Nairobi Briefings (OEWG-2 Official Session 4)

The second session of the ad hoc Open-Ended Working Group (OEWG-2) on the Science-Policy Panel on Chemicals, Waste and Pollution Prevention is taking place in Nairobi, Kenya, from December 11 to December 15, 2023. Three IPCP Board Members are in attendance and are providing their daily summaries.

Today the Science & Technology Major Group made plans to organize a group open to scientists that would focus on the development of the SPP from OEWG-2 to OEWG-3 and on to the actual establishment of the SPP by an intergovernmental meeting after OEWG-3, and possibly also continue to work on a longer-term basis to provide input to the SPP’s work when it is established.

In the morning plenary, contact groups (i) and (ii) reported back to the plenary and asked for more time to continue their work on conflict of interest, operational principles, capacity building, and institutional arrangements. The plenary decided to provide more time for this work, but there were also voices pointing out that progress was rather slow and there was only today (Thursday) left for contact-group work while many unresolved questions remained in all the in-session documents (see tab “in-session documents” on the OEWG-2 page). It became clear that the OEWG-2 meeting would mainly collect all the different views and opinions, reflected by different versions of the text of the in-session documents, but that the diverging views would not be reconciled, implying that many important issues would be resolved only at OEWG-3 in Geneva in June 2024. The plenary adopted a provisional agenda for OEWG-3. Two additional contact groups on work-related processes and procedures and on intersessional work, i.e. work between OEWG-2 and OEWG-3, were also established.
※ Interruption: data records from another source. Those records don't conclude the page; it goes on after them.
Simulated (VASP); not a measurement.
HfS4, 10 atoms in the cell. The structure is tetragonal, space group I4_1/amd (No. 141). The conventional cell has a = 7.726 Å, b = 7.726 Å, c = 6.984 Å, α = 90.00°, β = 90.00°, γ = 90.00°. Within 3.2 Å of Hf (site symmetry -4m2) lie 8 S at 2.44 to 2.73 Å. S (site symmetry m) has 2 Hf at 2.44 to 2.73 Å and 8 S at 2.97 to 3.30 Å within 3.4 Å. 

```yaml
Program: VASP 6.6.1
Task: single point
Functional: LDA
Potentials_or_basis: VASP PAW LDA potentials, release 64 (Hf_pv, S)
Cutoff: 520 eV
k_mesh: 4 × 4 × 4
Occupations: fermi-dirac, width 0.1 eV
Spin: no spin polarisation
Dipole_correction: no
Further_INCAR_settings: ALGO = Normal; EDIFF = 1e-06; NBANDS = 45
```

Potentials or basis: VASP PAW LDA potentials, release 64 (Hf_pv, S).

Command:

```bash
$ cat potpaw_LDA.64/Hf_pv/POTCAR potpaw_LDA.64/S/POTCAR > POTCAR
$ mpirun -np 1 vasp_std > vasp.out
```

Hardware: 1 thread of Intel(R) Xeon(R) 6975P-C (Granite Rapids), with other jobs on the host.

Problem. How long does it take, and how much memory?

An important question from the point of view of non-governmental participants and in particular the Major Groups, was the procedure for nomination of experts in the various bodies of the SPP, in particular the Interdisciplinary Expert Panel that would shape the work program of the SPP. Major Groups representatives discussed this with several government delegates, and it turned out that also this question will remain open until OEWG-3.

The IPCP delegation again attended contact groups (i) and (ii). In contact group (i), it became clear that the proponents of the two different concepts for capacity building had not departed from their views and that a lot of negotiation will be needed to find a common ground. Representatives of the IPCC Secretariat, the Ozone-Depletion Secretariat, and the Secretariat of the Basel, Rotterdam and Stockholm Conventions provided helpful and informative explanations of how capacity building is organized in these three areas.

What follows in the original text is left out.